Zena Edwards enters the barest of BAC stages with the smallest bag of tricks under her arm. It contains a clutch of visual clues to the disparate crowd of Londoners she’ll bring to interconnected life. But it’s her potent physicality, and her astounding, silver-tongued wordsmithery that work all the magic in this hour-long look at fractured communities, the dream of new beginnings and the harsh reality of precipitous endings, which come courtesy of the knife crime riddling London’s poorest streets.
Under Anthony Shrubsall and Katie Pearson’s sparse direction, Edwards morphs with agility and mischievous, musical charm into a handful of heightened characters who congregate in a Hackney park. Mahmoud is a Palestinian cameraman with a poetic soul and a horror of personal hygiene; Algernon is an elderly West Indian with a penchant for shiny shoes and dispensing personal advice. Ayleen is the least successful, an uncomfortable mix of comically sassy, blinged-up teen, MC in training, and the thoughtful, wounded girl whose twin brother, Elijah, is soon to become victim to the culture of crime encircling them all.
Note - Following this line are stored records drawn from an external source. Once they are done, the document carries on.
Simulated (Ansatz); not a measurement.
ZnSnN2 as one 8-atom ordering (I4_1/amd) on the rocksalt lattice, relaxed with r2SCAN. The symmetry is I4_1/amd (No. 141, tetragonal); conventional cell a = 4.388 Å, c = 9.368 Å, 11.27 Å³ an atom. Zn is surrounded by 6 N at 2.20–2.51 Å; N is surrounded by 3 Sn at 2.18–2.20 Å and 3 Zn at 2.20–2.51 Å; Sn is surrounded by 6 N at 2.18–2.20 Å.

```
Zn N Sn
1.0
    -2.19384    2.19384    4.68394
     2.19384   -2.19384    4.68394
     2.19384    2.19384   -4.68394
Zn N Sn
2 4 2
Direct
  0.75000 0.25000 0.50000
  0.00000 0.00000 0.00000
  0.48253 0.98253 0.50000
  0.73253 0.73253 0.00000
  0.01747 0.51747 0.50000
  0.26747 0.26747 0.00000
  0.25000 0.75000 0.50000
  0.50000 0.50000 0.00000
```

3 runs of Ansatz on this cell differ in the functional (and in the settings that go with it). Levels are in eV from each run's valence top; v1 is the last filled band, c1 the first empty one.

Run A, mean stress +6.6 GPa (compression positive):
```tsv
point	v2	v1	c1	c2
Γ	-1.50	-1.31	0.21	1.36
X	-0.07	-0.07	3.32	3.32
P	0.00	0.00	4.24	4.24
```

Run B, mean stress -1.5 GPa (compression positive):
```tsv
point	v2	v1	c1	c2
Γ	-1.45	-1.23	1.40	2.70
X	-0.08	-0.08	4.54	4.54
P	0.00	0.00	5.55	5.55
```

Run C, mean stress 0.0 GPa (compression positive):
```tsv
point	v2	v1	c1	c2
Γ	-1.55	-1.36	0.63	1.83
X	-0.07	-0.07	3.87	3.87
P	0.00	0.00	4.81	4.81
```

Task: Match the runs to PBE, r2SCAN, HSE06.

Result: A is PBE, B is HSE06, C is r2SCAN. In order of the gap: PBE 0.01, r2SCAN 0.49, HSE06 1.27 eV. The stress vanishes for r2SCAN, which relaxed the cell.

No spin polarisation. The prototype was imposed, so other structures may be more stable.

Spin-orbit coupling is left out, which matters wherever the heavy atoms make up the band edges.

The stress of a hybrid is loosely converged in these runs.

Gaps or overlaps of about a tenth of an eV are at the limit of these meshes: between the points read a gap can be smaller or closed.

In an evening so fresh, proud and honest, it seems churlish to complain, but Edwards’s show comes to a jarring end with the violent death of its least pivotal character, leaving the handful of other storylines hanging. If it leaves you hankering for resolution, however, this remains a deeply original, dramatically dextrous portrait of London’s bewildering kaleidoscope of difficult, defiant life.